Anyone following the progress of the government’s “Universal Credit” welfare reform program will know that (1) its signature provision is the creation of the so-called Benefit Cap limiting the amount of benefits that any one person or family can claim in a given week to £350 or £500, respectively.
Lesser known is (2) that “under Universal Credit, the default position will be that all housing costs for both social and private sector tenants” – currently paid out as a single, discrete benefit but soon to be subsumed within the benefit cap – are to be paid directly to claimants, whereas previously it was paid directly to claimants’ landlords.
That the second of these proposals should be controversial is a little surprising, considering the fact that paying one’s rent is the sort of thing most people will do for a substantial majority of their working lives. So I was puzzled to see Mark Easton, BBC News’ Home Editor, excoriating the government, and accusing it of being “secretive*… on a matter that affects the lives of hundreds of thousands of the most vulnerable people in Britain”: the proposal to, in his words, “force social housing tenants to pay their own rent”.

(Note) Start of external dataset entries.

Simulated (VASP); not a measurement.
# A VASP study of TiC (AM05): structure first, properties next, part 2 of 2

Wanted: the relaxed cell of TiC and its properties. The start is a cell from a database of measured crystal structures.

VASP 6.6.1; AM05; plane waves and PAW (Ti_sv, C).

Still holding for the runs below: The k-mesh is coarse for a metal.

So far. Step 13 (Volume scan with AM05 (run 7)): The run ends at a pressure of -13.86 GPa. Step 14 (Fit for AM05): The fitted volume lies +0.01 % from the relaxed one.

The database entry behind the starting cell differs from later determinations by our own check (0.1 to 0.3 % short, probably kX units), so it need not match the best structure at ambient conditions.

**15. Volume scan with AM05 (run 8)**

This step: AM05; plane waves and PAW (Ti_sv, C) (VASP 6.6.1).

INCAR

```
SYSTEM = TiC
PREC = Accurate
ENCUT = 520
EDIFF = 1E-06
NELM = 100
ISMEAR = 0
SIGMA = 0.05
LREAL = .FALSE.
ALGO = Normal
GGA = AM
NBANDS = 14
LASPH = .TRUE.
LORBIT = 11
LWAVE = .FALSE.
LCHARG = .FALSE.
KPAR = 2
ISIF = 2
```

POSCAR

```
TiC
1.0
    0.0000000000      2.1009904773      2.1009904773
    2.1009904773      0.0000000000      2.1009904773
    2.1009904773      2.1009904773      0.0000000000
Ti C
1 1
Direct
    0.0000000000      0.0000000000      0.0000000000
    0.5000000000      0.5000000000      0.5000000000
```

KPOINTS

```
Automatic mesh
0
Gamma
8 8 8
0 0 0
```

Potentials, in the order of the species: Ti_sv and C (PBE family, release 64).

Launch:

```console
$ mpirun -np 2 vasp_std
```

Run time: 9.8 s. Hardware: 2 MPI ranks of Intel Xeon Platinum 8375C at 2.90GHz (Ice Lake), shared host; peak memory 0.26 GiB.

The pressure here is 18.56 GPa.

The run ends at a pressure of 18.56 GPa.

Easton’s objections followed three lines. First, he argued, social landlords’ business plans rely on suffering only 2% aggregate arrears; such plans would be thrown into disarray if Housing Benefit claimants are given responsibility for managing their own affairs (which, he argues, would increase monthly arrears to as much as 30%). Second, he continued, existing social tenants have “little or no experience of monthly budgets,” get their benefit in cash weekly, and therefore are not predisposed to – or capable of – managing their own finances. Finally, he concluded, many have not chosen to access banking facilities or do not have regular access to the internet, both of which are necessary to use the new Universal Credit regime.
The capacity argument has been invoked frequently in relation to the Universal Credit – Shelter, for example, made representation during the public consultations preceding the 24 November Report of Session on Universal Credit that there is “considerable apprehension as to how many social tenants will manage their incomes”.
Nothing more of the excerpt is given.